Not able to pass up the fun, Tommy and I stole the show as we began flipping from the trees and off the waterfalls into the water hole. With a crowd gathering, we then saw some friends from our slow boat and began swinging from the rope swing with them, having a ball as we couldn’t pull ourselves from all the fun and excitement. However with the sun beginning to go down, we all made plans to meet up at Utopia that night and went our separate ways.

Having a blast with all of our friends that night at Utopia, Tommy and I began heading back to our guesthouse late that night when Tommy said he had felt a raindrop hit him on the head. Not believing him, because there hadn’t been a drop of rain in over five months here in Luang Probang, I continued on not thinking much of his comment, but then I felt a raindrop as well and I looked at him with bright eyes thinking that we just might catch the first rain of the season here in Luang Probang. Now I know you might be thinking, “big deal, it’s just rain”, but here in Laos, it is a big deal because not only does the rain clear the sky of all of smoke from the farm burn off and forest fires, but it also allows the opportunity for new growth, crops, and life, so as more and more rain continued to fall, Tommy and I began to get more and more excited as other people came outside their houses to witness the first rain of the season.

Before we knew it, we were caught in a torrential downpour and we began running for the bamboo bridge that crossed a smaller river in town. Dancing around, welcoming the rain, Tommy and I were out on the middle of this bamboo bridge, hooting and hollering, welcoming more and more rain as we began to see the sky light up as streaks of lightning would briefly illuminate our drenched surroundings. We then literally saw the river begin to rise with the astonishing amount of water falling from the sky. As we watched the lighting pass right over our heads, the downpour intensified until in finally moved on, carrying the rumbling of thunder as it made its way through the countryside. Standing there in disbelief, amazement and awe at what we had just experienced, we began laughing and high-fiving at what an incredible encounter we just went through. Making our way back to our guesthouse, we exchanged smiles with a few drenched locals in the streets that were also just as enthusiastic at the first rain of the season as Tommy and I were.

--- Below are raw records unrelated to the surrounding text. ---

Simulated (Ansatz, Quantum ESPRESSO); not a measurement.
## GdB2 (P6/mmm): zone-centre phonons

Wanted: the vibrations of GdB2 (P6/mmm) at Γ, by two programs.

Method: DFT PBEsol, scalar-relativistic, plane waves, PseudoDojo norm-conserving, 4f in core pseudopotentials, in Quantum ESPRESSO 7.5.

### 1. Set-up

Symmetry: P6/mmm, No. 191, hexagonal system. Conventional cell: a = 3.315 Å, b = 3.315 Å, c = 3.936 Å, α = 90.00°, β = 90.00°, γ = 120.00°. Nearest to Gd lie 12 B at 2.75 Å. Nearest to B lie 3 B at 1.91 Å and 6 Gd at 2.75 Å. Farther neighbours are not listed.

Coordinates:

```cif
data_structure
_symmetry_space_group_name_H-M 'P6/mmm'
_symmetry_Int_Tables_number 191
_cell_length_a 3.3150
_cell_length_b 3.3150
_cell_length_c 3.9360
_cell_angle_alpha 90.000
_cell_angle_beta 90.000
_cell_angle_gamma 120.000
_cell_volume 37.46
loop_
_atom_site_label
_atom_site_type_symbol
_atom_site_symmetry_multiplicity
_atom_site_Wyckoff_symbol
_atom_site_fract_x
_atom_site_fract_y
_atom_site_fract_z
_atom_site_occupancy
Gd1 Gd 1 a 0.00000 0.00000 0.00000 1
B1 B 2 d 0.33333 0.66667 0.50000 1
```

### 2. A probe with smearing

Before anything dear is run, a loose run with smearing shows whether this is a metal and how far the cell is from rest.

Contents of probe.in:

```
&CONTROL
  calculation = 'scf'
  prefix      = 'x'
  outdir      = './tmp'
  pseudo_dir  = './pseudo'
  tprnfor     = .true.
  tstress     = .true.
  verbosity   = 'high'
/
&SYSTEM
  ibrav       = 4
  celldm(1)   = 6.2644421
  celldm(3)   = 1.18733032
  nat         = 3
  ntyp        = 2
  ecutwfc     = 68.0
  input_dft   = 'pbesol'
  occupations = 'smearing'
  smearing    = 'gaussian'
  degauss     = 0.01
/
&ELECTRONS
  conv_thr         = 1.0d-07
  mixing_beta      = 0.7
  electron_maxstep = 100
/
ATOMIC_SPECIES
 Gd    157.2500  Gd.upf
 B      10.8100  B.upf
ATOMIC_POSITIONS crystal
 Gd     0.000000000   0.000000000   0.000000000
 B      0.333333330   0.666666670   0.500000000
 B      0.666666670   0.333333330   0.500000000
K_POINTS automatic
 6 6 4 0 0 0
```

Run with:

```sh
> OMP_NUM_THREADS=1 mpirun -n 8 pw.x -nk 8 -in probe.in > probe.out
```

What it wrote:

The next day we were fortunate enough to go with Ryan to the other side of the Mekong River, which had no bridge connecting it to Luang Probang. This detachment from Luang Probang put this side of the river literally fifty years behind in just about every aspect. None of the roads were paved, there was no electricity, and the only vehicles they had seemed to be motorbikes and makeshift plows that also acted as wagons to slowly transport people small distances.  Livestock, chickens, water buffalo and other animals wandered freely as we passed them on our motorbikes, driving deeper and deeper into the village. People from the villages would come out of their huts at the sounds of our motorbikes and wave to us excitedly, being that they don’t get too many foreigners on this side of the river. It was quite a treat seeing this way of life on this side of the river, and as we loaded our bikes back onto the transporter boat back towards civilization in Luang Probang, I once again found myself sitting in reflection, amazed at such a different way of life these people live. Probably ninety percent of those villagers hadn’t been more than a hundred kilometers away from their village and some might know nothing more than the village they live in.

On our last day, Tommy and I decided to wake up early to catch the monk procession that takes place daily. Monks solely rely on people’s giving to survive and so each morning, they walk around the town to collect only what they need (Alms) to make it through the day such as rice, vegetables, water, soap etc. It was quite the spectacle at six in the morning to see hundreds of monks flood the streets in their bright orange tapestries, single filed, collecting graciously what they were being offered from their devout fellow Buddhists that gave their daily tithe, if you will. This carried on for about an hour or so, until quietly each monk disappeared from the street, returning back to their monasteries.

With this religious occurrence leaving one last humbling memory from this unique town, Tommy and I were reluctant to go, but knew we had to move onto our next destination in Vang Vieng. As we loaded up onto the bus, we watched the town of Luang Probang fade in the distance as we began yet another crazy bus ride through the hills of Laos eager to start the next adventure in Vang Vieng. 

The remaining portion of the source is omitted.